It felt like I'd been working on the spreadsheet for a long time but when Excel crashed and then, on recovery, told me I'd last saved it on New Year's Day 1601 I had to wonder whether it was right. But only for a millisecond because, in fact, I'm an inveterate frequent saver. My fingers have been burned so much over the years by losing data due to crash, keyboard shortcut misadventure, server timeout, accidental browser closure and so on that I'm typing this with blackened stumps.
More interesting to me was that it looked like the Windows epoch time was 1601-01-01T01:00 unlike Unix and Linux which use 1970-01-01T00:00. (Repeat after me: ISO date is great, even if it has its own effective epoch, um, mate.)

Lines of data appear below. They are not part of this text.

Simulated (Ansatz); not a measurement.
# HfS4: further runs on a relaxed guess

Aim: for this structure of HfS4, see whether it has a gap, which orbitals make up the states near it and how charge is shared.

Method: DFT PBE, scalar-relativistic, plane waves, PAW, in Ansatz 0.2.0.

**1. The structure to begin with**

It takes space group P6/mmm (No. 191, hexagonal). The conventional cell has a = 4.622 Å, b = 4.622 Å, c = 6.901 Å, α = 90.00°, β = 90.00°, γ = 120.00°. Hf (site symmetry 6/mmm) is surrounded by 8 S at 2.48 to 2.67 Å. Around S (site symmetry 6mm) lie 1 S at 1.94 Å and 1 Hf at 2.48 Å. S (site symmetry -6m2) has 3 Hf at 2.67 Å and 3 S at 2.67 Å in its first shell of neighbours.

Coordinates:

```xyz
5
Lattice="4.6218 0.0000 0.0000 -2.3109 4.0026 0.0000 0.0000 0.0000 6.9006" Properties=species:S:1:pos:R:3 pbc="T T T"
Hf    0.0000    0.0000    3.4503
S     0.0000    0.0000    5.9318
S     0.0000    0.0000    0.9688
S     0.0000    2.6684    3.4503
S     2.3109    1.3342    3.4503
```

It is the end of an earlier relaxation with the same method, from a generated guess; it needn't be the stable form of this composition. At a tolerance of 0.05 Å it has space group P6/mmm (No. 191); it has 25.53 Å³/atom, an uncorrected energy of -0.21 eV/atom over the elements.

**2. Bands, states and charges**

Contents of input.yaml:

So I poked around a bit and found that not only is this the Windows epoch date with some justifications of varying believability but that Excel 97 formats had their own built-in epoch time, or times:
Both 1900 and 1904 file types are commonly found in the wild, usually depending on whether the file originated on Windows or Mac. Converting from one to another silently can cause data integrity errors, so Excel won’t change the file type for you. To parse Excel files you have to handle both. That’s not just a matter of loading this bit from the file. It means you have to rewrite all of your date display and parsing code to handle both epochs.
I had planned to write more but I realise I can summarise the remainder in one word: Sigh.
Comments
In fact, the problem goes back beyond what the Microsoft Support page indicates. It originates in a bad date library implementation in early Macintosh software that didn't handle the old "centuries except 400-years are NOT leap years" rule. To get around it, they made dates before 1904 "unsupported".
PS. Repeat after me: ISO dates are better, but NOT as good as they should be.